It gave a dull thunk with a ding. I think the ding was the copper coating.
Hmmm, very interesting. I think what you need to do is have a friend drop the coin from a height such that when it hits the ground it will have achieved terminal velocity. That will give off the true sound. Make sure you calculate wind resistance, humidity, and barometric pressure as variables. In case you forgot gravity accelerates at 9.8 meters per second squared.
Mathematically, terminal velocity—without considering buoyancy effects—is given by
V_t= \sqrt{\frac{2mg}{\rho A C_d }}
where
V_t is terminal velocity,
m is the mass of the falling object,
g is the acceleration due to gravity,
C_d is the drag coefficient,
\rho is the density of the fluid through which the object is falling, and
A is the projected area of the object.
In reality, an object approaches its terminal velocity asymptotically.

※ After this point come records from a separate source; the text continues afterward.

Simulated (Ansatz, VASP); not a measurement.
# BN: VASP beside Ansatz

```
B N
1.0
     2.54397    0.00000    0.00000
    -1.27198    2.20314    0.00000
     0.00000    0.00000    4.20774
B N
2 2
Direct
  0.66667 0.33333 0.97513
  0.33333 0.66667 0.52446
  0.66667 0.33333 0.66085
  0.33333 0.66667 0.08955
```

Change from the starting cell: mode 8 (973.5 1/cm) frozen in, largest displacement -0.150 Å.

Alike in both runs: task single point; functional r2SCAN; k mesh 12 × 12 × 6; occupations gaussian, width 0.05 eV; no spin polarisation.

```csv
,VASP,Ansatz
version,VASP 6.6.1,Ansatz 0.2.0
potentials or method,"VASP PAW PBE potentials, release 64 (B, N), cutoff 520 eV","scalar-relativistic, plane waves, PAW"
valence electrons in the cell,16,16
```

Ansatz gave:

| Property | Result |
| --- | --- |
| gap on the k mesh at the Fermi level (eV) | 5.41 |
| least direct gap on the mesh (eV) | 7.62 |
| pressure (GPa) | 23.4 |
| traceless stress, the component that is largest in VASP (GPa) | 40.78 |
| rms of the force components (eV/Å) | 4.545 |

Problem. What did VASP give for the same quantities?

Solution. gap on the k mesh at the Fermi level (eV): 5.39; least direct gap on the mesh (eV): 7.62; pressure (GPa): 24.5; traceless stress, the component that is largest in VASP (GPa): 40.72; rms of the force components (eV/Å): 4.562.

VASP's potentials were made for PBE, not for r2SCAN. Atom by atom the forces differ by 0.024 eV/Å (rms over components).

Buoyancy effects, due to the upward force on the object by the surrounding fluid, can be taken into account using Archimedes' principle: the mass m has to be reduced by the displaced fluid mass \rho\mathcal{V}, with \mathcal{V} the volume of the object. So instead of m use the reduced mass m_r=m-\rho\mathcal{V} in this and subsequent formulas.
On Earth, the terminal velocity of an object changes due to the properties of the fluid, the mass of the object and its projected cross-sectional surface area.
Air density increases with decreasing altitude, ca. 1% per 80 metres (260 ft) (see barometric formula). For objects falling through the atmosphere, for every 160 metres (520 ft) of falling, the terminal velocity decreases 1%. After reaching the local terminal velocity, while continuing the fall, speed decreases to change with the local terminal velocity.
Derivation for terminal velocity
Mathematically, defining down to be positive, the net force acting on an object falling near the surface of Earth is (according to the drag equation):
F_{net} = m a = m g - {1 \over 2} \rho v^2 A C_\mathrm{d}
At equilibrium, the net force is zero (F = 0);
m g - {1 \over 2} \rho v^2 A C_\mathrm{d} = 0
Solving for v yields
v = \sqrt\frac{2mg}{\rho A C_\mathrm{d}}
I am positive this will yield the true nature of the gold and not harm the coin in any way.